The Introduction of the 2011 San Diego Bicycle Master Plan starts as follows:

The San Diego Bicycle Master Plan (Plan) serves as a policy document to guide the development and maintenance of San Diego’s bicycle network, including all roadways that bicyclists have the legal right to use, support facilities, and non-infrastructure programs over the next 20 years.

This plan is an update to the 2002 Bicycle Master Plan and is scheduled to be adopted by the City Council some time this fall.

On July 25th, the city’s Planning Commissioners got to weigh in on the Bicycle Master Plan.

Kathleen Ferrier, Policy Manager at Walk San Diego, offered public comment and stated:

We have many great plans in the City of San Diego. We want to see it implemented. We know that staff is working hard to take advantage of the repaving to do some experimental, innovative bike facilities but we want to see more. What I would ask of you, from the Planning Commission, is: how can we [be assured] that this plan is implemented?

Ferrier’s point about an implementation strategy cannot be overstated; without a roadmap we won’t know the way to reach our destination. In other words, in ten years we will still have the sorry state of bike facilities that we do today, as seen in the videos below.

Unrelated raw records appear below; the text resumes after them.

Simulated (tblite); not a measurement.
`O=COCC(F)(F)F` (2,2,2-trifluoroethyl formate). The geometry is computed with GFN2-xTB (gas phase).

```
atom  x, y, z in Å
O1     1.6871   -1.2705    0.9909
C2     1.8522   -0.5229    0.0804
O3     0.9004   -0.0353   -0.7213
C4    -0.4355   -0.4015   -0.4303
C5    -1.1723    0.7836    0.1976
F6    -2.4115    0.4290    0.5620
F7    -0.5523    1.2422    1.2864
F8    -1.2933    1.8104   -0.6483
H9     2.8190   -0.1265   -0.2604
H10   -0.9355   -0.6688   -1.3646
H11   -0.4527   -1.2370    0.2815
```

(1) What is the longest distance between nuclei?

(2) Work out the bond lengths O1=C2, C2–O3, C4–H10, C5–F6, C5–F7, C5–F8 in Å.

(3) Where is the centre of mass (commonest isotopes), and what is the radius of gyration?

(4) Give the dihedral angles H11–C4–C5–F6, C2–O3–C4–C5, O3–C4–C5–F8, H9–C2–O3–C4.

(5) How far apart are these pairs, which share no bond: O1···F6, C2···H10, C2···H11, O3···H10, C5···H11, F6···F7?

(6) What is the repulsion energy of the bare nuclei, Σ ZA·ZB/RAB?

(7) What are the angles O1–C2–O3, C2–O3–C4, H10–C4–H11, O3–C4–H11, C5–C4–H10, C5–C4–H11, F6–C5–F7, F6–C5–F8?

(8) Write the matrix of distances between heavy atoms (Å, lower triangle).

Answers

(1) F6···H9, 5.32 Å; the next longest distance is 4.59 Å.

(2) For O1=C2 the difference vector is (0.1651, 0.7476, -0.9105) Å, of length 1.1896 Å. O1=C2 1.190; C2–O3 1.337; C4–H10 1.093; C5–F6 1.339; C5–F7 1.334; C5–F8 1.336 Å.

In 2002, the City Council unanimously approved the city’s first bicycle master plan. The 2002 plan had a list of 233 projects. A few highlights:

  • SR-15 bike path from Mission Valley to Normal Heights. This was promised in a Memorandum of Understanding by Caltrans and the City of San Diego in 1992 to the Mid-City Community to accommodate non-motorized travelers impacted by the building of I-15.
  • Bike lane on Park Boulevard from I-5 to Upas Street
  • Bike lane on Bachman Place
  • Intersection improvements at Pacific Highway and Barnett Street
  • Bike path from Imperial Avenue to Jamacha Road

In the ten years since the Council adopted the 2002 bike plan, only nine of the 233 projects were implemented (4% of the listed projects), which accounts for 19.45 miles of facilities implemented since the plan was adopted. Of those 19.45 miles, only 4.25 miles were bike lanes built on existing roads. The city of San Diego has 2,960 miles of roadways and it is really worrisome to consider how few projects were implemented between the 2002 and 2011 versions of the bike plan. One of the 233 listed projects was a bicycle/pedestrian bridge across Lake Hodges, which cost $10.5 million. How many road facilities could have been built with $10.5 million? The projects implemented from the 2002 bike plan are listed below (from the 2011 bike plan update):

2002-2011

Lake Hodges pedestrian bridge
A very nice $10.5 million bike/ped bridge was built in the northern part of the city which certainly adds to a source of community pride. How many roadway facilities could have been built with $10.5 million? Image: flickr/@scottyhoffo

All members of our current City Council have made incredibly supportive comments and gestures about building better bike facilities and increasing the number of transportation options available to San Diegans. They’ve done great things to demonstrate their support: passed resolutions, gotten involved with photo-ops with bike riders and advocates, and even joined in on rides to discuss bike issues. However, without an implementation strategy that has defined metrics and measurable objectives, the money and energy spent on the 2002 plan and the 2011 plan will be for naught, thus encouraging civic disengagement in our populace.

Before adopting the 2011 Bicycle Master Plan Update, the City Council must see that the plan has built-in accountability. The update needs to strongly follow the goals of the plan by having a measurable objective such as a bike mode share goal of 10% by 2020*. Accountability and transparency can easily be created from short monthly staff reports given at Council meetings. These reports would describe the projects being worked on, the amount of funding being secured for project implementation and what issues are creating a bottle-neck to successful implementation. These frequent monthly reports should build on a larger annual work plan to ensure the plan’s ultimate success. Furthermore, monthly reports should also involve the community at large so no stakeholder is caught by surprise when a bike facility suddenly appears on their street.

To further emphasize Ferrier’s points, the way to acknowledge the good work being done by staff and to further cement the Council’s commitment is to ensure that an implementation strategy is adopted. We hope that our bike-friendly City Council only adopts the 2011 Bicycle Master Plan Update if it includes an accountable Implementation Strategy.

* The 2011 plan removed one of the four goals from the 2002 plan that included a specific objective of attaining a 10% bike mode share by 2020. This goal should be reinstated into the plan prior to adoption.